Abel Tasman National Park

Yesterday we loaded up Ze Truck (one of my many names for the bus) from the Abel Tasman National Park (“ATNP”) for our voyage westward to Greymouth.

We’d crossed the Cook Straight by ferry two days earlier, and spent the last two nights in the ATNP. This part of Aoteroa is famed for its sunny Mediterranean climate, vineyards, magnificent coastline, and fresh fruit produce. Brilliant!

The face of our bus had really changed – with many of the crew hopping off to simmer in the cultural melting pot of Wellington, some returning to Auckland, and lots of fresh new faces joining us at the port of Picton; some only just beginning their NZ adventure. The sun was shinning, so we indulged in a spot of casual wine tasting at a vineyards in the heart of the Marlborough Sounds. We also popped in at a small town called Havelock, where I collected some fresh NZ green-lipped mussels (a shellfish) for a tasting session in the evening.

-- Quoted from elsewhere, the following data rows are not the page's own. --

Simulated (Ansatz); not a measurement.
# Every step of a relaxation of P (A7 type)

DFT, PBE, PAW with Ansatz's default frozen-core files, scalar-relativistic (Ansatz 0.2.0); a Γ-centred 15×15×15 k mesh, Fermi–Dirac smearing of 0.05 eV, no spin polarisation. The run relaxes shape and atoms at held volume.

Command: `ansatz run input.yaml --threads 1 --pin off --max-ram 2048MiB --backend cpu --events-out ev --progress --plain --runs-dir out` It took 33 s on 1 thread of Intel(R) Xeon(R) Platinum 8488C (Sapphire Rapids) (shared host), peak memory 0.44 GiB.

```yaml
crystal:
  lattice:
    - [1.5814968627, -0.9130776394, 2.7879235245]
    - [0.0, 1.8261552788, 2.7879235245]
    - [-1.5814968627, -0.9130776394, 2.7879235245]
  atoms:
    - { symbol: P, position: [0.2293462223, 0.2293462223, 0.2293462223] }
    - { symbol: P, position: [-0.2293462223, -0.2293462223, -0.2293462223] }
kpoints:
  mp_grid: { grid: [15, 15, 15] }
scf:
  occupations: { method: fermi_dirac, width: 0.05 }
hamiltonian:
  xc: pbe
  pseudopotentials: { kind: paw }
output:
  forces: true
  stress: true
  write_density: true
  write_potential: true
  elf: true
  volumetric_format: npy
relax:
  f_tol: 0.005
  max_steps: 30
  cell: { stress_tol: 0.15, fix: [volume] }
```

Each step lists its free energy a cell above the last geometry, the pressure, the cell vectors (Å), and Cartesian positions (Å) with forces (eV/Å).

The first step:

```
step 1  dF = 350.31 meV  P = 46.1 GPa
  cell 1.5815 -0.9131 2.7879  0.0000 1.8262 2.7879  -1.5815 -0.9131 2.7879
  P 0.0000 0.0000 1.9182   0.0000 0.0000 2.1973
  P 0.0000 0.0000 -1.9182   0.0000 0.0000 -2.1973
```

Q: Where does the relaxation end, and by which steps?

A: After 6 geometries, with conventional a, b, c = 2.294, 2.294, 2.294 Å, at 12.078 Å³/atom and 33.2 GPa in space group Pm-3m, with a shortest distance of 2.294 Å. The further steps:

Almost invariably, a lot of Stray crew are on what I call a travel binge: they’re exploring a number of countries in succession, often as part of a year long voyage away from their homeland. New Zealand is just one (very important!) destination on their long and distinguished itinerary. And, true to form, these junkies are stretching their budgets as far as they will go to secure their next travel fix.

Being able to prepare our own meals, (thanks to the daily supermarket stops) are a key way that we try to be budget-friendly for the crew. Another is the group discounts for Stray passengers with the hostel and activity operators. So that we could experience the best of the ATNP (and for cheap!), I managed to arrange for a private charter of a sailing boat. A racing catamaran in fact. The charter came complete with a friendly NZ captain, and meant everyone could sail the ATNP, getting further up the beaten coastline than if just hiking, for about half the cost per person than it would have cost to sail if we didn’t charter the entire vessel. A high level of awesomeness for a low price – that’s what I call value.

The other beautiful thing about chartering our own vessel was the compete freedom we gained. We had our own giant floating toy, and the day’s itinerary was in our hands! We choose where we sailed, where we dived off the boat for a swim, which offshore island we spotted local seals on, and which pristine, deserted, beach we anchored at for lunch. Those wanting a spot of variety jumped off the boat and hiked along the ATNP hiking track back to Marahau, where we met them there for dinner.

We returned spent from a day of action on the high seas and very ready for a hearty group dinner. There’s an old adage that say you don’t know a person properly until you’ve broken bread with them, but we took that saying further as wemucked in to prepare our epic NZ bbq feast together tonight. It was super interesting to hear what brought people to Aoteroa (and sometimes what they are running away from in their homeland!), and the chopping board and bbq grill became improvised travel forums; with travel tips and advice being exchanged as we put the finishing touches on the night’s meal.

 Then, we dined like kings! The menu included NZ green lipped mussels in a thai green curry sauce (served on a bed of rice with fresh corriander) – for starters, garlic and chilli sirloin steak, sausages, fresh sweet corn, as well as fresh salad and coleslaw.

As we boarded the bus the next morning, those who had time in their that had fallen in love with the area – and trust me, it’s very easy to do – hopped off the bus a few extra days of kayaking or chillaxing. No doubt we’ll see them soon in Queenstown or later on the circuit!